Mayor Annette Main today said the Wanganui District Council is implementing plans to remedy ongoing problems with Wanganui’s wastewater treatment plant.
"We have been working really hard to deal with ongoing issues at the treatment plant and we thought we were fairly well on track until there was a sudden spike in compliance problems late last year," Mayor Annette Main said.
"These problems have resulted in us being unable to comply with the conditions around our discharge through the ocean outfall and as a result of our most recent compliance report to Horizons Regional Council, they have now issued us with significant non-compliance because we are not meeting the conditions of our resource consent.
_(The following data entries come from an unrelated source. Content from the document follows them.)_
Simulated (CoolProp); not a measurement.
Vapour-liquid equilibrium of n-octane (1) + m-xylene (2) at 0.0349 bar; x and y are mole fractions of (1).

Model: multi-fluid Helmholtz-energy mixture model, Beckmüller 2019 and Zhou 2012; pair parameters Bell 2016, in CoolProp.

"No public health issues have been raised as a result, but I believe we need to be absolutely sure this remains the case. Consequently, we are increasing water quality testing over and above what is required by our resource consent by testing samples taken from both Castlecliff and South beaches. These results are expected on Tuesday, October 16. Previous shellfish monitoring has shown that there has been no cause for any public health concerns."
There have been ongoing problems with the effective operation of the treatment plant since it was commissioned in 2007, with the aerators causing particular concerns. A November 2011 independent report recommended some tests and options to improve the health of the plant. Pilot tests were undertaken earlier this year.
In early 2012 more of the aerators failed and a survey of both ponds revealed the sludge layer at the bottom of the ponds was more than four metres deep in places; a situation not expected to be reached for several more years.
Several weeks ago 12 more aerators failed, leaving only seven of the 23 operating, with the gap in compliance widening further.
"Our community has invested $120M in the entire wastewater project, of which the treatment plant is a small but important part. We are committed to protecting that investment and are putting in place plans to ensure we can comply with our resource consent.
"We have brought forward some work that was planned for 2015 which will begin stabilising the plant and reducing the levels of sludge, faecal coliforms and suspended solids. This work, which is called bioaugmentation, basically involves growing ‘good bugs’ in a container at the plant and then introducing them into the ponds. We believe has a greater chance of success and is more sustainable long-term than treating the problems by chemical methods. The equipment is expected to be on site by the end of October. We expect to see improved results before Christmas 2012.
"Our priority is to stop the decline in health of the wastewater treatment ponds and return them to a steady state in December and shortly after get the outflow to acceptable consent compliance levels."